Becoming the Fifth Estate

Inner Hall in Blue

The following is draft material for my next book, Welcome to the Fifth Estate (the follow up to Now Is Gone, which is almost out of print). Comments may be used in the final edition. You can download the first drafted chapter of the new edition — Welcome to the Fifth Estate — for free.

In the past, media relations operations in organizations took a top down messaging approach towards communications. Only assigned spokespeople could talk to the media or in public on behalf of a company or nonprofit. Advertising and other forms of public outreach were the domain of the communications staff.

Now, online social networks create a world exists where mass media approaches no longer work. These approaches increasingly fall on deaf ears. With less traditional media and more disparate sources, stakeholders increasingly resist the usual corporate communications efforts. As Greg Verdino has so well stated in his new book MicroMarketing, it’s an era of micromedia, which in turn requires micromarketing.

Many, many organizations have tried to engage in social media over the past five years with mixed to poor results. Invariably, the inability to embrace conversational marketing necessary for social success roots itself in cultural processes from the past.

Industrial era structures and their departments with almost absolute domain over their subject areas cripple online efforts. Consider legal and executive approvals, command and control methods towards communications, IT department controls over Internet usage and software. By the time, an organization offers an approved communication with its stakeholders (if it even gets out of the enterprise), the effort offers little relevance or conversation that interests Fifth Estate members.

To be effective, an organization has to transform its culture to nimbly participate in social media communities. It has to undergo several changes, the first of which is to change its approach towards communicating. A top down messaging approach does not work.
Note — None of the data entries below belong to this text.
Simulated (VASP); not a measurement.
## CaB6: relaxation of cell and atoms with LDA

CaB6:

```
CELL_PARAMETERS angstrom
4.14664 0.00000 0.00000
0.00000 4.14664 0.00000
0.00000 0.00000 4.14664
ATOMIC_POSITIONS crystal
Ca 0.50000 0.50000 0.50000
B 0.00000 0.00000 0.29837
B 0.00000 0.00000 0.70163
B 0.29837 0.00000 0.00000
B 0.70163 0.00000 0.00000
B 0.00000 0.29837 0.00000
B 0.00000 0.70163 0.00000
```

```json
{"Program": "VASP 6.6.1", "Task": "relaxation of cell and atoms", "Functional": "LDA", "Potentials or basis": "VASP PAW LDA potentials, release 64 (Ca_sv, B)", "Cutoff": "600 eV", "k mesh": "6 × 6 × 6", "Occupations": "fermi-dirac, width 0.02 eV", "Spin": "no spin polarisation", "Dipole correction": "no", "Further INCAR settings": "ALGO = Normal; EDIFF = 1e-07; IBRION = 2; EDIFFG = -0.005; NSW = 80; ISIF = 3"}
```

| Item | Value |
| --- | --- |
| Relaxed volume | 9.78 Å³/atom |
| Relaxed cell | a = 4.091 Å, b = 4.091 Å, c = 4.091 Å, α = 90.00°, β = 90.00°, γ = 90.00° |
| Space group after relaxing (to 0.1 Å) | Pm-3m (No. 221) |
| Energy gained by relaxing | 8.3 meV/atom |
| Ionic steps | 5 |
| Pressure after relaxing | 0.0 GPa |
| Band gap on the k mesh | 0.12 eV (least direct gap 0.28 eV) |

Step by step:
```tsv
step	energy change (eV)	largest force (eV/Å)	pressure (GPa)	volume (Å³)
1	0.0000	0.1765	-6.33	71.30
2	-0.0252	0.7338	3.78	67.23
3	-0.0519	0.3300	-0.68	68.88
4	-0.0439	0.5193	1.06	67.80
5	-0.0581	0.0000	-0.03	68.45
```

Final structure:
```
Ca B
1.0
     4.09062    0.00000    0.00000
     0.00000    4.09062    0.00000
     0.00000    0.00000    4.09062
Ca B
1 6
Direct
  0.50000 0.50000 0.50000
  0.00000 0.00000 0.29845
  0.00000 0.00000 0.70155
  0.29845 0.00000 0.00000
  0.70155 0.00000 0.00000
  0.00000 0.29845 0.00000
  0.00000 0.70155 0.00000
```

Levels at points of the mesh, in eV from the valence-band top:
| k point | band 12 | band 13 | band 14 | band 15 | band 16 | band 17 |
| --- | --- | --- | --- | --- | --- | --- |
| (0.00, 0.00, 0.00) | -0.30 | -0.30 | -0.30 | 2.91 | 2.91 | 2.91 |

Instead, an organization needs to become a community member, literally a part of the Fifth Estate. It may be tough for executives and communicators to swallow this concept. But in reality, while an organization may seem like it doesn’t need to take this step to be successful, the Fifth Estate already exists within its walls! As the Air Force so aptly puts it, every Airman Is a Communicator. The sooner companies and nonprofits embrace social, not just as a communications tool, but as a factual reality that permeates its very culture.

This community-centric approach to communicating in social networks involves a commitment to having real conversations, creating social media policy across the organization so that online conversations can occur freely, and developing an embedded journalistic approach towards providing information. By building relationships with individual members of the community, and offering factual, quality and relevant information, organizations become intrinsic members of the Fifth Estate.

Get Networked!

@digiphile and @scobleizer Talk as #crisisdata Attendees Arrive

Consider how the American Red Cross (ARC) approached its effort to evolve emergency social data communications during a crisis (full disclosure: I worked on this project). Rather than issue a press release, ARC’s executive and communications team asked 150 community members to participate in a conference in person, and thousands participated virtually. It published blog posts and research to provide information in advance of the conference, and is taking community input on a wiki and through roundtables to evolve emergency responders approaches to social media requests for help.

While this effort is still in process, it’s an example of embracing and becoming a part of the Fifth Estate. ARC participates within a larger conversational ecosystem.

But to get there, ARC had to more than just have the right attitude. It has evolved its culture significantly over several years (In fact, the organization’s social media successes were featured as a case study in my last book, Now Is Gone).

My business partner Beth Kanter calls this cultural shift becoming Networked. Instead of simply launching a campaign or an initiative, turning the focus inwards and examining cultural barriers first can yield much greater success. Optimizing processes, creating policies, and allocating resources to better approach social media creates the roadmap to becoming an effective networked member of the Fifth Estate.